Words of Wikstrom – June 2017

In perhaps one of her most well-known poems, Emily Dickenson wrote of hope:

Hope is the thing with feathers
That perches in the soul,
And sings the tune without the words,
And never stops at all …

My mother had a friend named Pauli Murray.  I’ve mentioned her before, and will say again that if you’ve never heard of her, not only are you not alone but you should immediately Google her name.  Her take on hope – as viewed through her experiences as the first African American woman to do a great many things – is a little bit different than Dickenson’s:

Hope is a crushed stalk

Between clenched fingers

Hope is a bird’s wing

Broken by a stone.

Hope is a word in a tuneless ditty —

[…]

Hope is a song in a weary throat.

I have made no secret of the fact that I have long lived with the mental illness of depression.  So there have been times when hope was, for me, merely a concept.  I have often been told that one of the purposes of preaching is to, “give people hope.”  A major purpose of religion, too.  Give people hope.  But what about when you have no hope to give?

No doubt many of you have also experienced times in your lives when hope seemed impossibly far away.  You were, if you will, not only hope-less, but hope-empty.  Like a Hogwarts student whose encounter with one of Azkaban’s dementors has sucked all the joy from their lives, something in your life had sucked out all of the hope.  Not everyone knows this experience, thank God, but many of us do.
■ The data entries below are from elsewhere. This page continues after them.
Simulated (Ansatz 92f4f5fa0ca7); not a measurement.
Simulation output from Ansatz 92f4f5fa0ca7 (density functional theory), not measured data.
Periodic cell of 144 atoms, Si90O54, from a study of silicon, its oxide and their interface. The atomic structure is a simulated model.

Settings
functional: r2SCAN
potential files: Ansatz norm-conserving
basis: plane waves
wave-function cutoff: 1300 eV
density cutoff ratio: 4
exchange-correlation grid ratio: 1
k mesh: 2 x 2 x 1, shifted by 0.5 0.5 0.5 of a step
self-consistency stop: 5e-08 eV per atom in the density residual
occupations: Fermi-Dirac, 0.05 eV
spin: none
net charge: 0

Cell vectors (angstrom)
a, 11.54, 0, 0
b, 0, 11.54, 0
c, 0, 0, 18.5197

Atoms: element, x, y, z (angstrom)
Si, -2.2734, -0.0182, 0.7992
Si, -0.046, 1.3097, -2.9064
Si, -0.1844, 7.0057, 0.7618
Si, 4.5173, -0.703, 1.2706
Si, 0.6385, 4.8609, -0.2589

Yet even those who don’t know the loss of hope in such depth, have had some sense of it.  When you’re stuck in a financial situation from which no escape seems possible – there is something you can do to change the way things are, but you can’t afford to do that thing, so nothing changes, nor is there any hope of change.  Or you look at the enormity of the many problems facing our country, our world; or maybe you look in great detail at just one of them; and you’re overwhelmed by the feeling that there’s nothing you can do and, maybe, nothing that can be done.  Or you watch a loved one – say, a child or a sibling – making bad choice after bad choice and you know there is simply nothing you can do … you want to hold on to hope, but you’re not quite sure where to find it.

So how do we hope, when all hope seems gone?

This may seem like a leap, but bear with me.  Even folks who’ve never read the Bible probably have at least a passing familiarity with the 23rd Psalm:  “The Lord is my shepherd, I shall not want …”  These are clearly the words of a confident person; the affirmation of not just the belief, but the certainty, that things are going to be okay.  In other words, these are the words of someone who knows in their bones that hope “never stops at all.”

So it’s always been interesting to me that the psalm which immediately precedes this is its complete antithesis.  The 22nd Psalm is not so well known as its near neighbor, yet the people who authored the Gospel stories knew it well enough to use its first line as one of the last things Jesus is supposed to have said as he hung on the cross:

My God, my God, why have you forsaken me?
Why are you so far from saving me,
so far from my cries of anguish?
My God, I cry out by day, but you do not answer,
by night, but I find no rest.

This is a psalm of hope-less-ness.  These words were written by someone who’d seen hope’s “wing broken by a stone.”  These were the words of someone who knew, first-hand, the feeling of hope being “crushed … between clenched fingers.”  This is the song of someone from after the dementors had come through and taken all they could.  This is the song some of us know only too well, and which I’d wager most of us know at least in part.

Yet here’s the thing I find so interesting in the juxtapositions of these two psalms.  The 22nd Psalm continues with the author essentially saying that even though they have absolutely no reason to have faith, to have hope, they will do so because of the stories their ancestors have told.

 [Y]ou are the one Israel praises.
In you our ancestors put their trust;
they trusted and you delivered them.
To you they cried out and were saved;
in you they trusted and were not put to shame.

In other words, I will continue to hope because I’ve been told that there is something to hope for, and I believe those who have told me this.  And then what happens?  Well, apparently the psalmist experienced the inevitable change from the winter of deep despair (to paraphrase Shakespeare) into the glorious summer of renewed hope.  And we know this because in their very next poem-song they’ve written, essentially, “Well what do you know?  My ancestors were right.  The Lord is my shepherd!”  Having walked through “the valley of the shadow of death,” they were now on the other side, resting on the green pasture beside still water.

And I would say that, perhaps, this is one of the major reasons for religion – to pass on humanity’s stories of hope.  To curate the tales of confidence confirmed so that we can look for them, and to them, when we have none of our own.  Our religious community exists – at least in part – so that none of us need let hopelessness be our only song, so that none of us need give in to the fear that a loss of hope engenders, so that each of us can remember that among all of us there is evidence that hope is not in vain.